Have you ever attempted to sky-dive in real life?
Patrick Swayze would not leave me alone at the wrap party. He would come up to me and say "Buse, let me take you sky-diving. You got a chute on your back, you're okay, you're perfectly safe, and it will open, and you will have the best feelings you've ever had." And I said "okay, let me think about that and I'll go over here." And I turn around and -- whoop! -- right there in front of me: "Gary, you got to go sky-diving, you got to go with me to Paris Valley! We'll get sky-divers for you, you'll go out of the plane on your own, it will be an accelerated free-fall, you got to go!" I said, "Patrick, let me go to the bathroom." He says "okay." I come out of the bathroom, go hide in another corner of the room, hear "Gary! Sky-diving!" So finally I said, "The only way to get you shut up is to agree with you, so I give you my word of honor, I'm going sky-diving."
I showed up at his house at 4AM in Sunland, and we went to Paris Valley, and he sat by me and said "See this attorney, he's going to tell you how many ways you're going to die and how they're not responsible for that -- just dismiss that and put your initials on all these paragraphs." Okay, I did that. Then I went to ground school for six hours, where you learn how to jump out of a plane, the posture you have, what the signals are –- like if they hit their head on their helmet, it means "relax and smile." Well try to think of that when you're falling at 120 miles an hour. But as Patrick said, and it's true, you don't feel like you're falling. You feel like you're under the propeller of a huge airplane and you're just floating in air, but you're actually falling at 120 miles an hour.

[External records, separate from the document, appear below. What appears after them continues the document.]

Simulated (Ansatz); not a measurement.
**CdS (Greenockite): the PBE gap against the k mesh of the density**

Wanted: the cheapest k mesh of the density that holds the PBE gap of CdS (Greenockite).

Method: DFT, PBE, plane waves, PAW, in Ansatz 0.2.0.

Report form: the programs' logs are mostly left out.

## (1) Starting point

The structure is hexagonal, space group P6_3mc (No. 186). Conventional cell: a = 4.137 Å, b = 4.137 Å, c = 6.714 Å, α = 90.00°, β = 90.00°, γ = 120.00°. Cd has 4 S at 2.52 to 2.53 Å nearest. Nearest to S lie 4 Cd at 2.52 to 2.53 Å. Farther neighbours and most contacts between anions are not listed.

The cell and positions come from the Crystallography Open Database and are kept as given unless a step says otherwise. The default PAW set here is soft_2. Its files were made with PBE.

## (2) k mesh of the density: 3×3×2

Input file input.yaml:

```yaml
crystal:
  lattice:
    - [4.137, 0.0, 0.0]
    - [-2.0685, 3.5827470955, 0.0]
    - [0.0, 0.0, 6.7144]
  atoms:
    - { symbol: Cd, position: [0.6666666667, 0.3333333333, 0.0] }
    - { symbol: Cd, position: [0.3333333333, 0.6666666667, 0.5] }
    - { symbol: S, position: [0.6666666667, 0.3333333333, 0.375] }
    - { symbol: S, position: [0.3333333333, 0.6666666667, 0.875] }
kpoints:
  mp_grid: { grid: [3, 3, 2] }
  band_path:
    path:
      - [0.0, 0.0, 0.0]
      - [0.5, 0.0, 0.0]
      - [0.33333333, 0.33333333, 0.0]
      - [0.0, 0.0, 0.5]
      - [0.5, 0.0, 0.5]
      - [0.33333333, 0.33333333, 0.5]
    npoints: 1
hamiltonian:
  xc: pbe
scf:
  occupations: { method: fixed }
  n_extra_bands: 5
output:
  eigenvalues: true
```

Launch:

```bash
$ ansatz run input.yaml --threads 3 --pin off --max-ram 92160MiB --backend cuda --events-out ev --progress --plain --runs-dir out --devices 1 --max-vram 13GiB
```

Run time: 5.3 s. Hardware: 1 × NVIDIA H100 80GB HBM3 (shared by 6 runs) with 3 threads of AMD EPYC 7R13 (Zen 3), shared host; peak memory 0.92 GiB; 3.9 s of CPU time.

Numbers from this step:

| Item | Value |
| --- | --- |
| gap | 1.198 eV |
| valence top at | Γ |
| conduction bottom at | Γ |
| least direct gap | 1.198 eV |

When the chute opened, I fell 9,000 feet in 55 seconds, and that's when I pulled my ripcord. Wham! Whoosh! My crotch got crunched by all those little harnesses and became a new fixture of body injections and body placements. Funny little package you got when those harnesses are grabbing your below-the-waist plumbing. And I felt on top of the world -- I felt like I wanted to do it right away again -- And the video cameraman who jumped with me, had the camera on my face as we jumped. And my face looked like the fifth face on Mt. Rushmore.
I did eight sky-dives altogether and I said "well, okay this has been a good tour, I'm on my way elsewhere." It was great and god bless Patrick, he's a kindred spirit, brother of mine and we got along like get-alongers do.